Higher education soon will absorb a generation of high school students who frequently use smart phones to store cheat sheets, share test answers with classmates, and scroll through Google search results during exams, according to researchers who examined student cheating habits.

Studies published by academics at the University of British Columbia (UBC) [2] and by education technology website Common Sense Media [3] showed that constant sharing between friends – pictures, videos, and text messages – didn’t stop during class.

And even after using web-accessible smart phones to share tips and answers with friends during tests and quizzes, one in four students said they didn’t consider it cheating.

The research findings were compiled and published in an infographic by Online-Education.net [4], a California-based marketing company.

Twenty-six percent of high school students [4] saved information from their notes and textbooks in their phone and accessed those digital files during exams, and more than half of student respondents said their classmates did the same.

Seventeen percent of students said they had used their smart phones to take pictures of test questions and answers and sent those images to classmates. One in five students said they had used their phones to search the internet for test answers.

Overall, 35 percent of students said they had used their phones to cheat during school.

“Cheating has always occurred, it’s just so much easier now. It was always harder to go get the encyclopedia from the library, and now it’s so much easier with 3G and 4G phones,” said Aaron Tooley, director of online media for Online-Education.net.  “Some of these students are going to be in for a very rude awakening, because cheating is taken so seriously in higher education.”

Convincing incoming freshmen that using their iPhones, Androids, and Blackberrys during exams violates basic academic integrity policies will be a new challenge for higher-education officials and professors, said Seth Restaino, who also works with Online-Education.net’s online media.

“The definition of cheating to the teenage generation has been so blurred, no one is quite sure what it means,” Restaino said. “There’s no messing around in colleges when it comes to cheating. … Will that be enough of a disincentive to cheat? We don’t really know that yet.”

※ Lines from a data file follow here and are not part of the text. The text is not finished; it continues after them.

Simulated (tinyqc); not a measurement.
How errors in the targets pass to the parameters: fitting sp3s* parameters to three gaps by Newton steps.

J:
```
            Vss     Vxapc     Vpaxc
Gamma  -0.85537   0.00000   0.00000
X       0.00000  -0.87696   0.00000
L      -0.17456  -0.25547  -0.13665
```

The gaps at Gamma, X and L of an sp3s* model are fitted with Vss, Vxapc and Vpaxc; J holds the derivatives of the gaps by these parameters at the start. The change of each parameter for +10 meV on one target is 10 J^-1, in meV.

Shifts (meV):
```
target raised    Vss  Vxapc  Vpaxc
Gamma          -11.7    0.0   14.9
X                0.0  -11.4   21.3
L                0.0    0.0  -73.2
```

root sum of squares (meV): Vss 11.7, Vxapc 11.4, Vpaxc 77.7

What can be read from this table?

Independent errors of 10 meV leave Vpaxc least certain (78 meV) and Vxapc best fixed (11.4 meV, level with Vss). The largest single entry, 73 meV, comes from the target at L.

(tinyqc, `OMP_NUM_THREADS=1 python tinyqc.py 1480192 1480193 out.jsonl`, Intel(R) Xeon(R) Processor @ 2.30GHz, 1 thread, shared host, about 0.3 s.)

The widespread use of smart phones to break basic school rules hasn’t led parents to point an accusatory finger at their daughters and sons, according to research.

Three percent of parents said they believed their children had used a phone to cheat in school, whereas 76 percent of parents said cheating via smart phone happens at their child’s school.

“And parents say this knowing full well their kids have their cell phones on them at all times,” Restaino said.

The UBC researchers published their findings last December, charging that people – not just high school or college students – are far more likely to lie when texting, or to use phones while lying.

Ninety-five percent of respondents to the UBC survey said they felt more deceived in text messages than in video chats, while three in 10 said they were more likely to be deceived through text rather than face to face.

“Our results confirm that the more anonymous the technology allows a person to be in a communications exchange, the more likely they are to become morally lax,” said Karl Aquino, a UBC professor and a coauthor of the research.